Another 50 people were wounded in the explosion in a crowded street of Afrin. Turkey’s defense ministry blamed the attack on a Syrian-Kurdish militia.
Tuesday’s blast was one of the deadliest to hit a region under the control of Turkish-backed forces. Ankara frequently blames Kurdish militants for the attacks, while the militia says it does not target civilians.
Rami Abdul Rahman, head of the UK-based the Syrian Observatory for Human Rights, a monitor with a network of sources inside Syria, said “at least 46” people had been killed and 50 wounded, some critically, adding that the death toll could rise.
At least six pro-Turkish Syrian fighters were among the dead, he added.
There was no immediate claim of responsibility, but Turkey blamed the attack on the Kurdish People’s Protection Units (YPG).
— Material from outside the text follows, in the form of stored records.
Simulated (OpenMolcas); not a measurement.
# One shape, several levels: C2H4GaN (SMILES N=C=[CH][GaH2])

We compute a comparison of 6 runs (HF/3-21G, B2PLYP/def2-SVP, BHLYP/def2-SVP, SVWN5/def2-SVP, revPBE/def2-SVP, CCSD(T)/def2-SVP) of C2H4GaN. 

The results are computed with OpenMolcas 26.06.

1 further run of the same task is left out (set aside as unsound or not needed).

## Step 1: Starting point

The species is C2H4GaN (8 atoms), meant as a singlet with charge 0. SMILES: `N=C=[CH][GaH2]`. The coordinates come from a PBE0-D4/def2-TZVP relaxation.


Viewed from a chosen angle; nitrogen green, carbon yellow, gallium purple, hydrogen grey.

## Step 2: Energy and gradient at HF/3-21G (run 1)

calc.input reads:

Ankara accuses the YPG of being the Syrian offshoot of the outlawed Kurdistan Workers’ Party (PKK), which has waged an armed rebellion against Turkey since 1984. The PKK is considered a terrorist group by Ankara and many Western nations.
The Kurdish-led Syrian Democratic Forces Council on Wednesday accused Turkey of allowing terrorist organizations to regroup and launch such attacks, a reference to the armed group, the Islamic State in Iraq and the Levant (ISIL).
Syrian Kurds have played a major role in fighting ISIL in Syria.